4. I go out for a walk. Yes, I know. It's the devastated city you've all seen on the pages of Le Monde Diplomatique and in Wim Wenders' Buena Vista Social Club. I leave my son at the door of the renovated school, formerly a store for goods decommissioned by the state. According to the state, my son's future is guaranteed. According to my instincts as a father and a poet, his present is no more or less uncertain than that of all inhabitants of this planet in turmoil, our everyday volcano. The price of the noni, or Indian mulberry, a prodigious fruit said to possess 101 curative properties, is 5 pesos per bundle in the state market and 7 pesos at the herbalist's store. The young women I bump into on the road to central Havana look as beautiful and healthy as ever, “like precious pearls, the adornment of dream . . .” On the Malecón a typical scene of latin socialism: a man in charge of the excavator, working; 19 men observing. They're not curious; they're workers and bosses on the job. These gesticulate, those remain absorbed in contemplation. One even stretches his body along the wall, rests his head on a colleague's thigh, and smokes a cigarette. Marx and Lafargue, father and son-in-law, eternally reconciled: the right to work and the right to rest in dialectical unity.

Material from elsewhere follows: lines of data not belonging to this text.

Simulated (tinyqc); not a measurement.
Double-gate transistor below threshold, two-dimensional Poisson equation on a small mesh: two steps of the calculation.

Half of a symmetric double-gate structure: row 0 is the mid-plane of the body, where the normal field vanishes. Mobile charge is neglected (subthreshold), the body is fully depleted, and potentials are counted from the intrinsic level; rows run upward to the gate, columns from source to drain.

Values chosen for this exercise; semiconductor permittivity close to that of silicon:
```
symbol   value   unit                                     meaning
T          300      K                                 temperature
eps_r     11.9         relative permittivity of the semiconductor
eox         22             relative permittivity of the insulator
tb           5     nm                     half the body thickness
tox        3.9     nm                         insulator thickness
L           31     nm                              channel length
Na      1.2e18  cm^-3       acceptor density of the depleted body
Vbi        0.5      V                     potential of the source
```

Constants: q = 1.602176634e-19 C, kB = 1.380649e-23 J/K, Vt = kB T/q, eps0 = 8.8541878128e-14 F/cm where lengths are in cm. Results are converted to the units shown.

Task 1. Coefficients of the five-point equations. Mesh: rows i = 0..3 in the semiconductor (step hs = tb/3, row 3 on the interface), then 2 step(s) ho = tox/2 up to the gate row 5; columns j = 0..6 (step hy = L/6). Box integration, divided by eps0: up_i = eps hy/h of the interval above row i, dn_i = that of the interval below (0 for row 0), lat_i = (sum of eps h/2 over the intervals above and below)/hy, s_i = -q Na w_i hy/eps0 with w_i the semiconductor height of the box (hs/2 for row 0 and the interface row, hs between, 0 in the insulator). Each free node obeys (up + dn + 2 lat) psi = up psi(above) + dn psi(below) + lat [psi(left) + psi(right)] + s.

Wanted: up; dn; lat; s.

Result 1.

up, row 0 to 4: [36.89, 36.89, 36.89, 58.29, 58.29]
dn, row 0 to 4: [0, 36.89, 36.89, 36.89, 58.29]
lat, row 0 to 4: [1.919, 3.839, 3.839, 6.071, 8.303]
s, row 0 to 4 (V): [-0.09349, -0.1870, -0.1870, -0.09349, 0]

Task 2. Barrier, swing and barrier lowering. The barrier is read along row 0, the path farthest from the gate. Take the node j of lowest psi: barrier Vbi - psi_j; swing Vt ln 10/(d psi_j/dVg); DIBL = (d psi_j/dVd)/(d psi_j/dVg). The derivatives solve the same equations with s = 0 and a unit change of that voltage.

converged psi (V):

      For their part, those people from think tanks of the Christian and materialist West who have determined Cuba, among other non-hegemonic nations, to be a poor country, profess not only an extreme and fundamentalist materialism but also a limited vision, one impoverished in turn in the spirit-matter of development and movement. Because spirit-matter is not just object, its liberty is not only free will, and its realization is not only gratification.

5. Who said that all reality was rational: an ideologue in the service of a party or a poet in the service of publicity? In the propaganda of capitalist society the call to an individualist carpe diem is paramount: BE YOURSELF. And even, as I have observed in the Amsterdam airport, BE A TIGER. Don't let others consume for you. Here and now, consume anything, so long as the one consuming it is you. GET A LIFE. In the most austere society that Cubans have ever lived through, propaganda attempts to activate other regions of consciousness. For example: IDEAS CANNOT BE DEFEATED, IDEAS ARE IMMORTAL, etcetera. Platon dixit, Marx dixit. There is, furthermore, a word in which commercial and political propaganda coincide: revolution. And still another word into which all ideological, economic, mystic, and sumptuary messages and values flow: energy. Supreme mystery of our unreality.
      As long as I'm an individual, a poet, and in a certain way an idiot—following the Hellenic interpretation of an independent individual—I find both calls sympathetic and stimulating. Full of grace, yes, and empty of meaning. Grace and meaning: here is one of the points around which the intellectual can take action in the face of power and in the social matrix. I propose combinations. Such as: BE YOURSELF, IDEAS ARE IMMORTAL. Naturally one knows that to dialogue directly with power, one must have better tools than the mere verbal and conceptual ingenuity that underlies all philosophical poetry. But at the end of the day, we won't lack for work or for materia prima: how do we go back and fill these pairings with meaning if not by using contraries, by using the badly applied concepts that we have inherited from our decomposed civilization: messianism and productivity, saving and dignity, future and death, honesty and democracy, revolution and consumption. Revolution: today they name you in advertisements at the four corners of the world: alleluia!